Pursuant to the Co-Sale Agreement, we had a right of first refusal in respect of certain sales of securities by certain holders of our common stock and convertible preferred stock. To the extent we did not exercise such right in full, the Major Investors were granted certain rights of first refusal and co-sale in respect of such sale. The Co-Sale Agreement terminated in connection with the closing of our initial public offering.
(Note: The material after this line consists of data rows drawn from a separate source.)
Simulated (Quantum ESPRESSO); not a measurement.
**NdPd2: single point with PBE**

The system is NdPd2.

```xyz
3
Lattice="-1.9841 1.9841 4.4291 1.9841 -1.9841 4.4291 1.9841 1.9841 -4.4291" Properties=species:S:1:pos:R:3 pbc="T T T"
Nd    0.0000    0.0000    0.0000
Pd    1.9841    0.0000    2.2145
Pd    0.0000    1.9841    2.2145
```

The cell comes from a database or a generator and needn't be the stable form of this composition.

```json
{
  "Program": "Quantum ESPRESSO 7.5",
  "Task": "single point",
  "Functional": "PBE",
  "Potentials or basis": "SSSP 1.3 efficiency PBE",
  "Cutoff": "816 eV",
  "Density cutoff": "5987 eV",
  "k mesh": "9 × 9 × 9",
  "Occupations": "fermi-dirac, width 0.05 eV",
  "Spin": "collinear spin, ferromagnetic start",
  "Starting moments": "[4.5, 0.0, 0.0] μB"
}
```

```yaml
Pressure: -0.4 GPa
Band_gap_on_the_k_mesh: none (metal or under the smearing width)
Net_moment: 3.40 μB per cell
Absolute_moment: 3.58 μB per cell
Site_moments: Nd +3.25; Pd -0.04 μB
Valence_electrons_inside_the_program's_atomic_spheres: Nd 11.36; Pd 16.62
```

Indemnification Agreements
Our amended and restated certificate of incorporation contains provisions limiting the liability of directors, and our bylaws provide that we will indemnify each of our directors and officers to the fullest extent permitted under Delaware law. Our amended and restated certificate of incorporation and bylaws also provide our Board of Directors with discretion to indemnify our employees and other agents when determined appropriate by the board. In addition, we have entered an indemnification agreement with each of our directors and executive officers, which will require us to indemnify them.
Related Person Transactions Policy
In connection with our initial public offering, we adopted a written Related Person Transactions Policy that sets forth our policies and procedures regarding the identification, review, consideration and approval or ratification of “related person transactions.” For purposes of our policy only, a “related person transaction” is a transaction, arrangement or relationship (or any series of similar transactions, arrangements or relationships) in which we and any “related person” are, were or will be participants involving an amount that exceeds $120,000. Transactions involving compensation for services provided to us as an employee, director, consultant or similar capacity by a related person are not covered by this policy. A related person is any executive officer, director, or holder of 5% or more of our capital stock, including any of their immediate family members, and any entity owned or controlled by such persons.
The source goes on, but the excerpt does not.